Current Projects

This is an exploratory study examining how connections between the formal educational system and informal non-system actors shape educational priorities and practices in the region. A strategic set of case studies are used to assess the structures, connections, and policies that define the relationship between formal and informal actors.

Funded by the Learning Research and Development Center (2008-2010).

This study explores the extent to which kindergartens have shifted from a development model emphasizing social skills and play to a year of formal academic instruction. It illuminates how shifting conceptions of appropriate kindergarten education and state and local policies influence kindergarten teachers instructional practices.

Funded by the Spencer Foundation (2006-2007).

This project was established in order to develop a viable set of education indicators for the greater Pittsburgh region. The project will collect information on 130 school districts in southwestern Pennsylvania, 8 school districts in West Virginia, and 15 school districts in Ohio. The education indicators will include traditional input/output variables such as school finances and achievement scores, but also process variables. Process variables address the daily work of teachers and students inside schools and classrooms as well as decisions regarding how and what resources become available. This project will yield a rich source of data among schools and districts that can be explicitly used by educators and policy makers to enact beneficial change.

Funded by partnership with Pittsburgh Today.
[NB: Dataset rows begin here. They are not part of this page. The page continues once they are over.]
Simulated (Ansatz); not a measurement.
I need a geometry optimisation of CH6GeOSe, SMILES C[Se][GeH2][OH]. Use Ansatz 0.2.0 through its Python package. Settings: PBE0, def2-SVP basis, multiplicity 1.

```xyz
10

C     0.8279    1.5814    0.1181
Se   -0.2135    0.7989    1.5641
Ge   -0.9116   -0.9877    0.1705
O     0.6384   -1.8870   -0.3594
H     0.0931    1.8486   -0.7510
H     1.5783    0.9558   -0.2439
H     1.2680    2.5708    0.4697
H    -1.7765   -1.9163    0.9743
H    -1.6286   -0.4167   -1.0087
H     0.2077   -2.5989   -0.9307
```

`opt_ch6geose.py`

The federal Race to the Top (RttT) initiative contains no legislation or policy mandates for states to follow, but the program is nevertheless likely to drive all major state education reform efforst for the next decade. However, it it uncertain whether the diverse education reform proposals from the states will be enacted in ways that actually translate to real change in the teaching and learning that occurs within classrooms. The study examines three questions: (1) What are the theories of action implicit in successful RttT applications?; (2) To what extent is the improvement of teaching and learning central to the theories of action laid out in states' approaches to RttT reforms?; and (3) What aspects of states' RttT reform initiatives are likely to be implemented in ways that positively influence teaching and learning?

Funded by Learning Research and Development Center (2009-2012).